Nick Clegg has been hired by Facebook as Vice-President of Global Affairs and Communications to ‘build bridges between politics and tech.’

The Californian based role aims to improve Facebook’s relations with Brussels where the leading social media platform is facing calls for increased regulation.

This comes after Facebook was fined £94m by the European Commission for providing ‘misleading’ information about its $19bn takeover of Whatsapp in 2014. The company has also faced scrutiny after the Cambridge Analytica data scandal, which saw Facebook face the maximum £500,000 fine by the UK’s data protection watchdog.

Mr Clegg has faced criticism for joining Facebook months before the UK officially leaves the European Union. As a leading supporter of the People’s Vote campaign and pro-remainer lobbying to stop Brexit, his decisions to leave the UK and no longer play a public role in the Brexit debate and Britain’s future has been seen by some as a poor one.  

The former politician has also previously criticised Facebook in the past, commenting in a London Evening Standard column, ‘I’m not especially bedazzled by Facebook, I actually find the messianic Californian new-worldy-touchy-feely culture of Facebook a little grating.’ However, in a recent Guardian article defending his decision to move to the US, he argued that working to bring about change at Silicon Valley is a better plan than seeking to curb them.

While surprising, the announcement has seen some positive reaction, with Tom Watson, Deputy Leader of the Labour Party, expressing his excitement about Mr Clegg’s new role as a step forward to succumb the ‘serious concerns about Facebook’s lack of democratic accountability.’ Yet Michael Meadowcroft, a writer for The Guardian, has suggested that if he could not argue a better deal out of the 2010-15 coalition, ‘how is he going to transform the inherent inevitability of the insensitivity of the vast Facebook machine?’.

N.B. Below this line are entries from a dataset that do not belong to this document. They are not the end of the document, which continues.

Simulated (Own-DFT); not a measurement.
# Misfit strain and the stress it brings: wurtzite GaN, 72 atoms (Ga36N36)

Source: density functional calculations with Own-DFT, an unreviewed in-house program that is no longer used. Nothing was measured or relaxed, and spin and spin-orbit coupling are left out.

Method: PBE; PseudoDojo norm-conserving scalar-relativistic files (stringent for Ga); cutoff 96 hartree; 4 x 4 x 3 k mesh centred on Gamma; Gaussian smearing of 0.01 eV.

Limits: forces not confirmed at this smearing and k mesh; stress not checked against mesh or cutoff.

Nick Clegg is the former leader of the Liberal Democrats and was Deputy Prime Minister of the 2010-2015 Cameron-Clegg coalition government, but lost his seat in Parliament during the 2017 general election. Amongst the student population, he became controversial after not stopping the Conservatives from increasing tuition fees despite his pledge to scrap them in his 2010 election manifesto.